Despite the world’s efforts to destroy them, Wilhelminia and Gerhard keep each other alive. Born into the Royal House of Heidle, Wil and Gerdie are spares, the youngest and scrawniest children of the king of Northern Arrod, the world’s wealthiest nation. Wil, like her queen mother, is a restless wanderer, a child in love with the free air. Although Wil is also a champion for justice, a darkness lurks in her blood, a curse that has scarred her, leaving a birthmark. Gerdie, forever the pragmatist, believes that spells and curses are nonsense. A scientist who clings to logic, Gerdie thinks magic is a fairy tale. Ravaged by the Gray Fever when he was a boy and not expected to live, Gerdie is nearly blind in his left eye and wears metal braces to help him walk. Although he has a soft heart for his older sister who always nursed him back to health, he works with a genius frenzy in his lab, determined to solve any mystery and to uncover its scientific process.

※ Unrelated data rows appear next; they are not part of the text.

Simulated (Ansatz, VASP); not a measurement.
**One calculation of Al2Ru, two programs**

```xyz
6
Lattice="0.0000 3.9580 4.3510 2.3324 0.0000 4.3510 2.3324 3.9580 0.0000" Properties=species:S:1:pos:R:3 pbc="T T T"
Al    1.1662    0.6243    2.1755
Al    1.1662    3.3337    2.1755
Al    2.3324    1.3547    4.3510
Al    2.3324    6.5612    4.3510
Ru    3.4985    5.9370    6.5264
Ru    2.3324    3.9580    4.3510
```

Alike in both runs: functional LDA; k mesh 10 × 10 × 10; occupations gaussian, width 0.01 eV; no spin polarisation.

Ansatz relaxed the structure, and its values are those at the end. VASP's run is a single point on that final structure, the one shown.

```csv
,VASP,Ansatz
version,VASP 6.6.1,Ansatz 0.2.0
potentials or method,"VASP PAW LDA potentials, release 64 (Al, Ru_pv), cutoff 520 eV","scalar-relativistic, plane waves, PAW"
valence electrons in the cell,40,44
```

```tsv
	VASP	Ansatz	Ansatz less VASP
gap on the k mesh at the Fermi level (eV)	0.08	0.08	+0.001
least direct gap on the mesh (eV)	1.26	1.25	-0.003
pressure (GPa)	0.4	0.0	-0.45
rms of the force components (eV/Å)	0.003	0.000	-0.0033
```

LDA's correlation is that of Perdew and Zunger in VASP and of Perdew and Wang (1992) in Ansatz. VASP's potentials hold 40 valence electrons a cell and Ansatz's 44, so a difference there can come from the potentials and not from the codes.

Owen, the oldest of the Heidle children and heir to the throne, has an insatiable desire to learn everything he can about the world and its people. Consequently, he travels often and is a voracious reader. Present at his baby sister’s birth, he lovingly calls her Monster because of her bloody and white appearance marbled by purple veins and resembling “the undead monsters of the West” (186) in Owen’s eyes. Because Owen wished to distract her from worry and to drag her from her vigil at Gerdie’s bedside when he later grew sick, Owen taught Wil to shoot an arrow, to excel with short and long-range weapons, to engage in hand-to-hand combat, to bridge a size disadvantage, and to evade an attacker. These combat training sessions serve the princess well when she visits the Port Capital, where she ventures, disguised as a courtier, to smuggle raw powders and chemicals for Gerdie’s cauldron. Although Gerdie doesn’t have the heart to destroy anything, he loves making weapons, perfecting them or creating something that has never before existed, and Wil enjoys the adventures. In fact, Wil is determined to grow past her feminine upbringing, to live a life beyond the poise and braids and billowing skirts of a privileged princess. To avoid having her brain puddle in her skull over gentle sensibilities and pretty things, Wil flirts with danger and intrigue.
On one occasion, while Wil and Gerdie are exploring a Wanderers’ Camp east of the river, Wil is attacked by a black market vendor from whom she previously stole some tallim. In her terror, Wil attacks and kills the man, turning him to stone: ruby, to be precise.
As Wil experiments with what she considers a curse and as Gerdie attempts to cure her, Wil discovers that whenever her heart beats fast and her adrenaline spikes, life turns to stone in her fifteen-year-old hands. Determined to help his sister and to protect her secret from their father, who will likely exploit it out of greed and a hunger for power, Gerdie fashions a pair of gloves from an alchemized formula that behaves like flexible armor. Owen, afraid of how King Heidle might use his sister as a tool for war, promises to find out what he can from a marveler named Pahn. But Wil can’t wait, and sets off to find Pahn on her own, with Owen in pursuit.
Wil’s search has grave consequences, which result in banishment and danger for Wil, who discovers that smiles are the easiest lie. Saying little and smiling in lieu of conversation, Wil keeps her multiple secrets as she searches. Her journey takes her to the Southern Isles, King Zinil’s kingdom whose borders are closed in preparation for war: no imports, no exports, and no word escape the reclusive king’s dominion.
Here, she meets the banished prince, Loom Raisius, who seems immune to Wil’s deadly power. Disowned for wanting to help his own people, Loom believes that a kingdom shouldn’t be blamed for the mistakes of its king and wishes to kill both royal families out of love for the countrymen that his father is destroying with his stubbornness and greed and to stop the war being initiated by the North. Ironically, Wil finds herself attracted to the dark and mysterious Loom, despite his murderous intentions and his selfish ideas for how to use Wil’s power.
While attempting to survive this dark paragraph in her once-upon-a-time fairy tale life, Wil encounters first Zay and then Espel—two conniving women who also have a relationship with Loom. All three of these strong females are willing to fight for their convictions and to save those they love.
With The Glass Spare, author Lauren Destefano weaves a tale of intrigue, betrayal, and surprises—one with a cliff-hanger ending that hints at a sequel. Although it is a fantasy, the book shares some very real truths, namely that what we hear doesn’t have to be what we believe, that fear can take on many forms, and that silence is not the absence of presence but its own presence. The novel also shares the historical fact about royalty and their fear of family portraits. For centuries, world leaders had agreed that “revealing portraits and photographs of royal children was a safety risk, opening royal families up to kidnapping for negotiations and revenge” (290).